Robert Streater (1621–1679)(also known as Streeter), was an English landscape, history, still-life and portrait artist, architectural painter, and etcher. He was Serjeant Painter to King Charles II, and decorated the ceiling of Christopher Wren's Sheldonian Theatre in Oxford.
Streater was born in Covent Garden, London, and is said to have been the son of a painter, and to have received his instruction in painting and drawing from an artist called Du Moulin. He was very industrious, and attained considerable ability in his art, which was highly praised by his contemporaries. His style was founded on that of the Baroque Italian painters. He excelled in architectural and decorative paintings on a large scale, especially those in which perspective and a knowledge of foreshortening were required. He painted landscapes, especially topographical, with skill, and also still life.Sir William Sanderson, in his Graphice (1658), spoke of "Streter, who indeed is a compleat Master therein, as also in other Arts of Etching, Graving, and his works of Architecture and Perspective, not a line but is true to the Rules of Art and Symmetry".

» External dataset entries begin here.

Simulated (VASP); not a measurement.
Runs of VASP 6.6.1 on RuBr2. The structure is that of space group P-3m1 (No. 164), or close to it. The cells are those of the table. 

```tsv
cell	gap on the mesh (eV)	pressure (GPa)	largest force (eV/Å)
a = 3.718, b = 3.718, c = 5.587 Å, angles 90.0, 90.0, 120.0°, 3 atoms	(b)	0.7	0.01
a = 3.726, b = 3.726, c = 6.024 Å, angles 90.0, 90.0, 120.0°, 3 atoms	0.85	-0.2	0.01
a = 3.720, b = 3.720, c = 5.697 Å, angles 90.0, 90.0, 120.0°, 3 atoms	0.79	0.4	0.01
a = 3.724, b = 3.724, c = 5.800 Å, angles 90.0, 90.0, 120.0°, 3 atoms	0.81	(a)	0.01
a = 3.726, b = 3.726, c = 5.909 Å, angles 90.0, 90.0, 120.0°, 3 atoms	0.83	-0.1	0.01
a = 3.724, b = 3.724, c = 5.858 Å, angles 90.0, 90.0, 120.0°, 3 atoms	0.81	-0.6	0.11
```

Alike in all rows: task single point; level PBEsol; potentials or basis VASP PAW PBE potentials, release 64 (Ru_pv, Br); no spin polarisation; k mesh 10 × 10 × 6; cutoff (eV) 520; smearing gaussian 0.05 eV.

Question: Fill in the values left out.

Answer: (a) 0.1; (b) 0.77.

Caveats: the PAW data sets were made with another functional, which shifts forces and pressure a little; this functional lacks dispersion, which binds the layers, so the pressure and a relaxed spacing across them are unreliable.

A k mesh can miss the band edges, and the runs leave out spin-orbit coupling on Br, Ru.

In 1664 both Samuel Pepys and John Evelyn mentioned, and the latter described, "Mr. Thomas Povey's elegant house in Lincoln's Inn Fields, where the perspective in his court, painted by Streeter, is indeede excellent, with the vases in imitation of porphyrie and fountains". Pepys, in 1669, wrote that he "went to Mr. Streater, the famous history-painter, where I found Dr. Wren and other virtuosos looking upon the paintings he is making of the new theatre at Oxford", and described Streater as "a very civil little man and lame, but lives very handsomely".
Evelyn, in 1672, notes at Sir Robert Clayton's house, "the cedar dining-room painted with the history of the Gyants War,incomparably done by Mr. Streeter, but the figures are too near the eye" (the paintings were afterwards removed to Marden, near Godstone). Again in 1679 Evelyn noted that some of Streater's best paintings were at Mr. Boone's (or Bohun's) house, Lee Place, Blackheath. Streater's paintings in the ceiling of the Sheldonian Theatre at Oxford were eulogised by poetaster, Robert Whitehall (1625–85) in his poem 'Urania':
- That future ages must confess they owe
- To Streater more than Michael Angelo!
Streater also painted part of the chapel at All Souls', Oxford and ceilings at Whitehall, in London. Little of his decorative work now remains, except the ceiling of the Sheldonian Theatre at Oxford,which was restored in 1762 by Tilly Kettle and again, by a conservation studio, in November 2008. His panels of Moses and Aaron, painted for St Michael Cornhill, remain in the church, incorporated into the Victorian reredos.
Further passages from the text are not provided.